Alex Till, Psychiatric Trainee and Leadership and Management Fellow at Mersey Care NHS Foundation Trust, explores the importance and impact of authenticity in leadership.
Authentic leadership; unfortunately, it’s in short supply.
Pressured by our environment and the need to perform, we try to be perfect. We cloak our humanity and present ourselves as infallible, with the barriers we erect preventing others from learning of our shortcomings, our weakness, and our vulnerabilities.
But we can’t maintain this façade, for every day we are being assessed by our colleagues. As leaders, we are being judged on our behaviours, our words, and our decisions. Are they fair? Are they consistent? And – possibly most importantly – are they coming from someone followers can trust?
For our colleagues are – first and foremost – people. They understand that nobody is perfect, and nor should they be. What they want is to be led by someone ‘real’, someone who they understand and someone who they know will take the time to understand, support and value them.
But it’s not always easy, is it? For too many of us, reflecting and exposing aspects of our inner selves, including our failings, does not come naturally. It is a product of hard work, constant development and self-reflection; being focused on where you are going but never losing sight of who you are, where you came from, and how you came to be. It’s about truly understanding ourselves and becoming comfortable in our own skin, with our own story, our own strengths and our own weaknesses.
Admittedly, to do this, we need to be brave but if we take a leap of faith, reveal our inner selves and reflect our values through what we say, do and deliver, we allow others to attribute to us an authentic quality. Through acting with sincerity, honesty and integrity others begin to trust us, relate to us and feel special. We can open up, embrace diverse perspectives, and stop feeling threatened by those from backgrounds different to our own.
Whether people shout about it, or hide it within their shell, we all have a story to tell and something unique to offer. It’s our responsibility to share our story, our failings and develop the psychological safety and team comradery where we are stronger together.

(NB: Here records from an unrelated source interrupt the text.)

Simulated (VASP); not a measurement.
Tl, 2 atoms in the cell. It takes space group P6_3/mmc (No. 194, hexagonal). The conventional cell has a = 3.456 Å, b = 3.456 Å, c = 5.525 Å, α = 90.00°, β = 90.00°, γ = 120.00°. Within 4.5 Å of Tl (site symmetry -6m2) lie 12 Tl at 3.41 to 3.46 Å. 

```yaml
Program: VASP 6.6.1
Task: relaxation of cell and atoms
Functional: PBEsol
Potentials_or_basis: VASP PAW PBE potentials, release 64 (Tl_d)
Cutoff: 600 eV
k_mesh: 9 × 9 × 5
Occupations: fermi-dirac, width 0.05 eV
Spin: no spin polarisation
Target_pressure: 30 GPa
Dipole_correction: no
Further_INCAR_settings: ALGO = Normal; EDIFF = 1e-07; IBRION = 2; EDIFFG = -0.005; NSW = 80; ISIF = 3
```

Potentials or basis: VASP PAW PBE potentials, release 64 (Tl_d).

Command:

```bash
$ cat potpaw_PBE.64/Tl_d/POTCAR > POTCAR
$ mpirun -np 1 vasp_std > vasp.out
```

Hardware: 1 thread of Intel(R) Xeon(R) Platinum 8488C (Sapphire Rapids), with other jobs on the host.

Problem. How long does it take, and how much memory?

But this is not a one size fits all strategy. People must be encouraged through a consistent, yet individualised approach. We need to build a picture of who people really are, what each of us are about and how we can help one another. We need to look after each other, generate positivity and foster an environment where we can learn from those around us.
The art of a truly great leader, an authentic leader, is in being consistently true to your values, in being ‘real’ and truly understanding the people around you. It builds trust, honesty and openness, within a culture of understanding and learning. That’s where relationships develop and where teams grow together.
Whether in the board room, back office or frontline we all come to work to do a good job, to improve and to fulfil our ambitions. When there is understanding across and throughout the hierarchy, where at all levels people feel supported and valued, they do not need to be made to do the right thing; with authentic leadership, they will want to do the right thing.
So go on, be brave and give it a try.